I find ‘white bean spread’ to be a spy-cover for what it really is: roasted garlic spread (at least—my version of it).
It is so common in trattorias and osterias all around Tuscany and greater Italy, to find a mix of bruschetta or crostini on the menu. In Tuscany we frequently run into these crostini toppers: liver spread, tomatoes, lard with or without honey, olive paste, ricotta, and very frequently: white bean spread.
Cannelini beans are the norm here. You will find them cooked with tomato sauce as a cradle for sausages, you will find them served by their lonesome, or in soups, on salads (try this one!) and quintessentially as a crostini-topper.

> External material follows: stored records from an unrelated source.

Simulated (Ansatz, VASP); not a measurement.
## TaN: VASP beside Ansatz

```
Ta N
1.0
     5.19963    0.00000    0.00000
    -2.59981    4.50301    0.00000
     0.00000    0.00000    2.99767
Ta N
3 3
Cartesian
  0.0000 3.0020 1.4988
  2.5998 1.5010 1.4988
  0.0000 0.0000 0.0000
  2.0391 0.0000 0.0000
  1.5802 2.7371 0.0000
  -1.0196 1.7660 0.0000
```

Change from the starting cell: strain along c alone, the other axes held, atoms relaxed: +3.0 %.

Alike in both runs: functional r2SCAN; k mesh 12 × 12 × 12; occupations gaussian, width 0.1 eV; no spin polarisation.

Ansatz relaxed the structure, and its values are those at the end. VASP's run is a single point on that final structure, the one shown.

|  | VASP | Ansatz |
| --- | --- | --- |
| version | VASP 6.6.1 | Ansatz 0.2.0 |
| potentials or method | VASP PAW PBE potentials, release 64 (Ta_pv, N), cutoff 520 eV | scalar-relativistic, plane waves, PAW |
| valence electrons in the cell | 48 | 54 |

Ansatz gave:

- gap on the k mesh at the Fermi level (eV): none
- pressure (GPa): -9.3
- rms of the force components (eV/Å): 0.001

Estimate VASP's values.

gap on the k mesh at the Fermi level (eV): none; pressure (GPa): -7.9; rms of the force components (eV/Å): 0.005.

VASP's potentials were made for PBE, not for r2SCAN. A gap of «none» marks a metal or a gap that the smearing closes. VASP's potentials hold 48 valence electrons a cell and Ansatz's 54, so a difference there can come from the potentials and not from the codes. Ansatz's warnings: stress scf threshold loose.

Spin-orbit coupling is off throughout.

I cheat. I pump up my version of ‘Tuscan white bean spread’ with loads and loads of roasted garlic. Because I love it that way. And I am unafraid. Sure, I will smell like garlic for days… but it is worth it. And the beans and garlic pair so beautifully together in equivalent amounts that it seems they are a match made in heaven. I mean: who reduced the amount of garlic in the first place? When did ‘less garlic’ become law? In my mind—with this spread—I am setting things straight:
Tuscan white bean spread
white beans (canned beans, drained)
roasted garlic (many heads of it)
optional: whitish Italian herb blend
fantastic olive oil (new oil if you have it! but one that you just love to taste)
grilled bread (I sometimes broil, sometimes grill, sometimes press both sides in a saute pan to brown…)
Use a fork and mash together equal parts roasted garlic (I roast the garlic, then squeeze it out of its shell like toothpaste), drizzle in olive oil to achieve desired spreadable texture; add salt and herbs according to taste. Spread on crostini, drizzle with oil and serve.